HARTFORD, Conn. — The fallout from the biggest white-collar federal prosecution in Connecticut is being felt a continent away in Venezuela, where hundreds of millions of dollars from a state oil workers' pension fund were invested with a now disgraced financier.
U.S. prosecutors say Francisco Illarramendi, a Venezuelan-American, used unregistered hedge funds in Stamford, Conn., as cover for a massive Ponzi scheme with exclusively overseas clients.
Venezuela's government is taking steps to recover what it can from the employee retirement fund for Petroleos de Venezuela, or PDVSA, which contributed about 90 percent of the total investment. The South American country's oil minister, Rafael Ramirez, said the government is sending lawyers to join proceedings in the U.S.

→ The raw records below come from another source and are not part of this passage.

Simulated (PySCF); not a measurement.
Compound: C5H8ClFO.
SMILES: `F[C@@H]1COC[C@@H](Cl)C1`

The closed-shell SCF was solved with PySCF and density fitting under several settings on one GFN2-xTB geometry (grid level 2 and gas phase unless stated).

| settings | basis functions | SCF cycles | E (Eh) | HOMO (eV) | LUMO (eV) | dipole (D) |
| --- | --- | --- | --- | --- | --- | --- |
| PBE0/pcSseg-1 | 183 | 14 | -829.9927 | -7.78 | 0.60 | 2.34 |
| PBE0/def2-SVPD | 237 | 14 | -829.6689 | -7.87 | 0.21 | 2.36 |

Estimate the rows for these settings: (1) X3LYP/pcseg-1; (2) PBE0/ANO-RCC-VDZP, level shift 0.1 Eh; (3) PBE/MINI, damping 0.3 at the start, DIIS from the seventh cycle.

"Our primary action has to do with salvaging the funds from what is there and supporting our workers," Ramirez said in a TV interview over the weekend. He said the oil company would make up any of the pension fund's losses.
Authorities have not put a dollar figure on the scale of the fraud, but the federal Securities and Exchange Commission said in its complaint that the gap between the funds' liabilities and assets could reach hundreds of millions of dollars. During the SEC investigation, it said, Illarramendi provided a false letter from an accountant in Venezuela in an attempt to verify $275 million in assets that did not exist.
The attorney assigned to unravel the fraud is still reviewing how much is lost. The court-appointed receiver said in a request for assistance last week that it needs to review 350,000 pages of documents from the computers of Illarramendi's holding company, the Michael Kenwood Group, and 86 boxes of files.
"We are focused on recovering and safeguarding all available assets for the benefit of the stakeholders of the Receivership Estate," said the receiver, John Carney of the New York law firm Baker & Hostetler, who declined to comment further.
Illarramendi, 42, of New Canaan, Conn., faces up to 70 years in prison after pleading guilty on March 7 to criminal charges including several counts of fraud and conspiracy to obstruct justice. Prosecutors say he transferred money among investment accounts without telling clients and falsified documents to deceive investors, creditors and the SEC.
He posted properties in New Canaan, New York City and Bethesda, Md., as collateral for bond and has been ordered to remain under home confinement. A sentencing date has not been scheduled. His attorney, John Gleason, said he could not comment, and Illarramendi did not respond to messages.
In a state with one of the world's highest concentrations of hedge fund managers, Connecticut U.S. Attorney David Fein said the case stands out as the largest white-collar prosecution ever brought by his office.
All the investors were overseas, but the scandal has dealt a blow to startup technology companies inside the U.S. that relied on investments from Illarramendi's group. One of them, NuScale Power Inc. of Corvallis, Ore., which is developing a design for small nuclear reactors, has been forced to reduce its workforce as it seeks new financial backers.
The people who stand to lose the most, however, are in Venezuela, where opponents of President Hugo Chavez have accused PDVSA officials of hiring Illarramendi to speculate on financial markets using the employee retirement fund. Ramirez has rejected those allegations as false and politically motivated.
Ramirez said the government had a contract with Illarramendi as an adviser, but those ties were severed in 2004.
"He's a man who has no relation with PDVSA," Ramirez said in the interview with Venezuela's Televen TV channel.
Jerome Fortinsky and Lindi Beaudreault, attorneys for the PDVSA retirement fund in New York, declined to comment.
Gustavo Coronel, an energy consultant in Venezuela and a former PDVSA executive, said the bad investment reflects disorder at the state oil company that has suffered from production losses, the siphoning of money from the executive branch and rising cases of corruption.
"The crime is that the funds should not have been used for speculation and invested in high-risk projects," Coronel said.
A financial analyst in Caracas, Russ Dallen, said despite the huge sums involved, the outcry over the oil workers' potential losses has been muted.
"It's an incredible amount of money," said Dallen, the head of Caracas capital markets at BBO investment bank in Venezuela. "It's amazing no one in the Venezuelan government is talking about it."
Associated Press writer Ian James contributed to this report from Caracas, Venezuela.